The newly minted college grad comes to your door with a four-year computer science degree and a résumé full of technical acronyms. He knows about simulation and modeling, parallel computation and Internet software development. He's very familiar with Web 2.0 applications and social networking technologies. He has even built a Web site to showcase his talents. Surely, he's every employer's dream entry-level IT staffer, right?
Not exactly, CIOs say. More often than not, there are significant gaps between what even the smartest and most tech-savvy graduates learned in school and what CIOs need from new members of their IT staffs.
What's more is that most companies have neither the time nor the money for on-the-job training. They'd prefer that universities incorporate more training for real-world IT roles into their curricula so that graduates are ready to start contributing their first day on the job.
"The problem is that universities don't train people to take jobs," says Michael Gabriel, CIO at Home Box Office in New York. "If they were better prepared to hit the ground running, they would be a more effective and lower-cost resource that could compete with offshore talent. They wouldn't hit potential constraints imposed by the time and effort required to get them to be productive."
Here's a rundown of some key gaps three CIOs from the insurance, financial services and entertainment industries see between what computer science graduates know and what they need to know to be truly productive and valuable to the business from Day One.
1. Inadequate Grip on Business Realities
Most of the college graduates that Cindy Warkentin talks to have what she considers "unrealistic expectations." "I had one young man tell me that unless I could offer him $75,000 or above, he's not interested. That's way above what's normal for a trainee," says the CIO at Maryland Automobile Insurance Fund in Annapolis.
Warkentin says recent grads also seem to think that they'll be able to approach work the same way they approached their studies when they were in school.
A full-time job "is a 9-to-5 commitment, and that really does seem to throw them a bit," she says. "They have a sense that they should be accorded opportunities at work to take long breaks, like the time in between classes."
As for IT skills, Warkentin gives university curricula high marks. "From a technical standpoint, the book learning and the experiences that technology students have is fairly sound. I don't see any huge gaps," she says. "But the university doesn't teach them what it's like to be in the workaday world."
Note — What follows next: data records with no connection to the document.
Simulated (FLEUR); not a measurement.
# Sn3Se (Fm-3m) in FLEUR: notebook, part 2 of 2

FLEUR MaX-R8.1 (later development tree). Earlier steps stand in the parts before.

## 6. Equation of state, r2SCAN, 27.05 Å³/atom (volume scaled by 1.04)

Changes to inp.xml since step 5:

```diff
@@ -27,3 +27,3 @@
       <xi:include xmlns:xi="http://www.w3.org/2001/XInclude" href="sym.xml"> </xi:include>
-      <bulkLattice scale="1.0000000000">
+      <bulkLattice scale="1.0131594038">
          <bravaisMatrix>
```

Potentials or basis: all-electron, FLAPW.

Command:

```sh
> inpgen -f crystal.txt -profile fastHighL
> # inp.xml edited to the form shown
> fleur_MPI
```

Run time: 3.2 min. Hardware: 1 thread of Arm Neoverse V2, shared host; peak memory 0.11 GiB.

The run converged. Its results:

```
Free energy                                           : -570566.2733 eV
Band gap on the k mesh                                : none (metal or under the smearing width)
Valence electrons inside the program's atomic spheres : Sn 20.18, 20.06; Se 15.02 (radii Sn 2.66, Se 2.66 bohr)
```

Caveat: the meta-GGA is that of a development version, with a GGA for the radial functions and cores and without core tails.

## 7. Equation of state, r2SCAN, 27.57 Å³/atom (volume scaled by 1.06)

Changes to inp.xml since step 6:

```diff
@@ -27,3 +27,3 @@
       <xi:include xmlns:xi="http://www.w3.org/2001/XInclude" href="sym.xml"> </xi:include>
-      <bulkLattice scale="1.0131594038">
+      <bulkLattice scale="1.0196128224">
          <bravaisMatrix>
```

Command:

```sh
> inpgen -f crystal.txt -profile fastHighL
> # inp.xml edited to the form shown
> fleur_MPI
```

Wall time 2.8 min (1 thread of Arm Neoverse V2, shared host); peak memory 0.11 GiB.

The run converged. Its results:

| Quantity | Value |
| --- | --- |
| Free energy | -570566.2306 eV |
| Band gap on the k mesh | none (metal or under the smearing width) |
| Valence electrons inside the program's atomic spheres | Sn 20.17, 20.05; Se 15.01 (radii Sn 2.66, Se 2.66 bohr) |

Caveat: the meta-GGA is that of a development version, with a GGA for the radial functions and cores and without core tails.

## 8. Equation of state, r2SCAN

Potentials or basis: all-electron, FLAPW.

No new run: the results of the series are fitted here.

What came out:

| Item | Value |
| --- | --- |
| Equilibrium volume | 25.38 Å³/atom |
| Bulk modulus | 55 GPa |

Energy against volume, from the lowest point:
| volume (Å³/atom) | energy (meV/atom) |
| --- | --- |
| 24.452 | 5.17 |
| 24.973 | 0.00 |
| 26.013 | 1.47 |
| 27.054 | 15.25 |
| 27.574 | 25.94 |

This is exactly the kind of talk that gets Lew Temares of the University of Miami hopping mad.
"Yes, they're missing business experience, but they can't get that from a textbook," says Temares, who is CIO and dean emeritus of the university's school of engineering in Coral Gables, Fla. The best way students can get that experience is for companies to hire them as interns sometime after their sophomore year. But internship opportunities are down, Temares says. "The reason I hear is that companies don't have the people to train the interns. A lot of companies have cut summer internships, but it's a stupid place to cut. If you hire interns upfront, you get the best people in the long run," he says.
Temares says he hires many students to work at the university during their sophomore and junior years. When they graduate, he's willing to offer them full-time jobs, because he knows that they're well versed in his IT organization's technology and culture.
"If you don't take them when they're young and don't offer internships, you have no right to expect anything but book knowledge" when they show up on their first day of a job, he says.
To effectively bridge that skills gap, businesses and universities must form partnerships that bolster the currency of IT education and prepare IT graduates with the "right" business and technology skills, says Ravi Nath, an IT professor and director of the Creighton University College of Business. "Without such university-industry dialogue and partnerships, the disconnect between what industry wants and what graduates offer will remain."
Like Temares, Nath recommends that companies hire computer science students as interns.
"Clearly, no university can be expected to train graduates in every conceivable IT tool, programming language or technology platform," he says. "We have IT internship programs with several local firms where IT students work as interns for an extended period of time with the same business, beginning their junior year. This provides students with invaluable IT work experience, and upon graduation these students are ready to take on challenging IT positions."
Nath says these long-term internship opportunities are a win-win both for the employer and the student. Interns get IT work experience, and the businesses get an opportunity to assess the skills and dispositions of the interns as full-time employees.